Daily Telegraph deputy blogs editor Will Heaven has question the decision by Wikileaks to selectively leak its Afghanistan war fails to three newspapers in advance of the public release.
Wikileaks is a website with no political agenda, its founder Julian Assange would have you believe. So I’m puzzled by today’s ‘Afghanistan war log’ story. It doesn’t strike me – or many of my colleagues – as politically neutral to feed such sensitive information to three Left-leaning newspapers: namely The Guardian, The New York Times, and Der Spiegel. Even more puzzling that Wikileaks would choose, very deliberately, to contravene its own mission statement – that crowdsourcing and open data are paramount.
Heaven writes:
By selecting three like-minded newspapers, Julian Assange has politicised the information. Wikileaks has effectively achieved the polar opposite of crowdsourcing, demonstrating precisely why selective disclosure is a far more subtle – and far more dangerous – method of operation.

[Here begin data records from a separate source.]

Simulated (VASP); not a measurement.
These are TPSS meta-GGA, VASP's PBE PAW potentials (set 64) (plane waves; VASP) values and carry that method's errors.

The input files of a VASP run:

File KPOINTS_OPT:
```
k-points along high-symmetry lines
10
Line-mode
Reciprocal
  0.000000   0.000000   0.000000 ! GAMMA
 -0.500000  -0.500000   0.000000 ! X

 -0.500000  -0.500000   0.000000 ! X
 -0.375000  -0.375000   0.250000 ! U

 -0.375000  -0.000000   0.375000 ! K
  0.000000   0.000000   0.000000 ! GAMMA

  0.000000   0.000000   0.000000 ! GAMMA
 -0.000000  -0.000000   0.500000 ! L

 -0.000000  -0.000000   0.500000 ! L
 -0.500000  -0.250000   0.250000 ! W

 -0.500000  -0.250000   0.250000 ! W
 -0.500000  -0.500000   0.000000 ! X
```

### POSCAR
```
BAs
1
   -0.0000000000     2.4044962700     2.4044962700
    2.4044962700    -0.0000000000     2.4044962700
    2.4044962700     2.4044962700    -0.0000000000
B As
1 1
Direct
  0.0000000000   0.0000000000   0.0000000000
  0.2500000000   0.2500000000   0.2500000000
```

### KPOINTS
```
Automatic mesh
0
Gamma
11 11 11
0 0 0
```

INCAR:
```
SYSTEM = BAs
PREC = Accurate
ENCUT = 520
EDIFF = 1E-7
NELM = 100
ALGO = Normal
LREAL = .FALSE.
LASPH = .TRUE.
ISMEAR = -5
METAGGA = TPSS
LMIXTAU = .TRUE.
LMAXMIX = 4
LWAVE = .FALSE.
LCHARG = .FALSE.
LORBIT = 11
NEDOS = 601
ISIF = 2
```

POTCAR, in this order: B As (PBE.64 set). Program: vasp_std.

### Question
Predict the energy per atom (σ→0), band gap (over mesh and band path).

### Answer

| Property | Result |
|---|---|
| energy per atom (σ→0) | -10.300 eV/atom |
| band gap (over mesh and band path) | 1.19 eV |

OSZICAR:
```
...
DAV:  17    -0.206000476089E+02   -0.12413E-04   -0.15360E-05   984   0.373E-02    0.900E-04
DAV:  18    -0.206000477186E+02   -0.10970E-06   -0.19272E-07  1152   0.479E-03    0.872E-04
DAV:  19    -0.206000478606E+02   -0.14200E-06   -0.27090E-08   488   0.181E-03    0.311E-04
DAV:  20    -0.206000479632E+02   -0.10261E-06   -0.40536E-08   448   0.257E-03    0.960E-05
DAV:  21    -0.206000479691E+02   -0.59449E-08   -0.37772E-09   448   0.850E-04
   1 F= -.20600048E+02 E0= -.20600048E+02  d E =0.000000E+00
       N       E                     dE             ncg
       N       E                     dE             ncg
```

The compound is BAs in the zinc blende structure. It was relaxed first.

Whatever the motives of Wikileaks and Assange, The Guardian has done an awesome job of telling the story – it‘s online coverage in particular is a masterclass in digital journalism. The interactive maps displaying some of the key documents are particularly impressive.
Assange has suggested that the Afghanistan leaks are comparable to the Pentagon Papers, documents released by the New York Times in 1971 on the US war in Vietnam.
Richard Tofel, of ProPublica, is one of numerous commentators who doesn’t think the story is on the same scale.
In terms of important disclosures, it’s not even close, with the historical importance of today’s documents likely to be relatively minor, and that of the Pentagon Papers enormous. The most significant revelations today include the Taliban’s limited use of heat-seeking missiles (which had been previously reported, though little-noticed), and the Pakistani intelligence service’s constant double-dealing and occasional cooperation with the Taliban (long the subject of news stories, and even of some official complaints).
In 1971, in contrast, the Pentagon Papers revealed a host of important discrepancies between the public posture of the U.S. government with respect to Vietnam and the truth – from the Truman administration, through the times of Presidents Eisenhower, Kennedy and Johnson.